But they did succeed recently in adopting new fees for classes and programs of the Parks and Recreation Department, including a hike from $25 to $50 for the Golden Agers' weekly dance at the Community Center. Department Director Sue Fitzpatrick said they were content with the raise.

The proposed parking fee for Jacob Myers Park is $5 per vehicle per visit or a $35 residents' season pass. But the fee is only intended for summer weekends when the park is crowded. City officials have also suggested charging an annual membership fee of $25 per person for use of the Teen Center.

"Residents protested at the previous meeting," Councilmember Jesse James White said of the parking fee.

"The taxpayers built that park," said resident Charles Neal at the podium. "Nothing you have is free except the Easter Egg Hunt. I oppose the $5 parking fee and the $25 membership fee."

"I hate fees and taxes," added Vice Mayor Richard O'Brien. "I want to hear from the teens."

Fitzpatrick again explained the problems at Jacob Myers Park, which becomes overcrowded on summer weekends and where her department needs more funds to provide security, especially against bringing in alcohol and to ensure emergency vehicles can get through in addition to routine maintenance like gathering trash and cleaning bathrooms.

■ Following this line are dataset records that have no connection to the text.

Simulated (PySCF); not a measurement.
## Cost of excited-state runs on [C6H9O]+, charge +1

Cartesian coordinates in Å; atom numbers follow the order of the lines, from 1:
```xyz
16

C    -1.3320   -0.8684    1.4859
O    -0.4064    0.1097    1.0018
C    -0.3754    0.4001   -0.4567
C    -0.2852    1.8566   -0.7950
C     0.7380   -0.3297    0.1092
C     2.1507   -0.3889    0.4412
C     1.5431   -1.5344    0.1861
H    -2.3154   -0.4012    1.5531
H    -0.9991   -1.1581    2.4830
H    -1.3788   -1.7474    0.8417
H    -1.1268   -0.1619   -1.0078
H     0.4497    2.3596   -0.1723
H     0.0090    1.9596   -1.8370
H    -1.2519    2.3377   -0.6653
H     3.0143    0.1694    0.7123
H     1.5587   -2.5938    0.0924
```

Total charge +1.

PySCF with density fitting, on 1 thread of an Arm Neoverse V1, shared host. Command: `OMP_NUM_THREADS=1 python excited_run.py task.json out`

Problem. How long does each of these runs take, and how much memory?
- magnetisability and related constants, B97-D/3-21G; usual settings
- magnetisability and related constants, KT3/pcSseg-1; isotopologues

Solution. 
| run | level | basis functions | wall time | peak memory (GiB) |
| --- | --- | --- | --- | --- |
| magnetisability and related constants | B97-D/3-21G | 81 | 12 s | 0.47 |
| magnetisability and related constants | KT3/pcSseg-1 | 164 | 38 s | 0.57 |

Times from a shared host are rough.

"McHenry Park (a few miles further west on the Stanislaus River) closes weekends in summer by 9:30 a.m. or 10 a.m. and sends the overflow to us," she said. "We're at capacity too by 11 a.m. or 11:30 a.m.

"We're overloading the park hosts, battling alcohol, fearing emergencies. Other parks charge $8 to $10 admission. We need somebody with more authority (a ranger or security guard) and the ability to close the park once it reaches capacity. Should the residents pay? The park committee says yes."

There are about 130 parking spaces at the moment and the department can add, at most, another 30 spaces. When they are full, the park should be declared at capacity and closed to further visitors, she said.

She and other officials were continuing talks with San Joaquin County officials and property owners along Santa Fe Road. They aim to post the road against people parking along the shoulder and crossing the busy highway on foot to add more crowds to the park.

Mayor Virginia Madueno said the situation at the park in summer has become a "health and safety issue." Councilmember Dottie Nygard also said they need to address the safety question.

O'Brien said the city owns the park and he had no problem with charging non-residents but he didn't favor taxing residents.

Police Chief Bill Pooley reminded the council that in previous years he had reserve officers to keep an eye on the park but no longer has those deputies available.

Turning to the membership fee for the Teen Center, Madueno accepted the $25 membership fee was to give users a sense of belonging to the Center. She thought a registration card and a code of conduct would be good ideas also.

Nygard queried whether some families could afford the membership fee, especially if there were several teens in the family. Fitzpatrick replied her department has a scholarship fund to help and "would always find a way" to let a child use the center as it does with swim lessons and other recreation programs.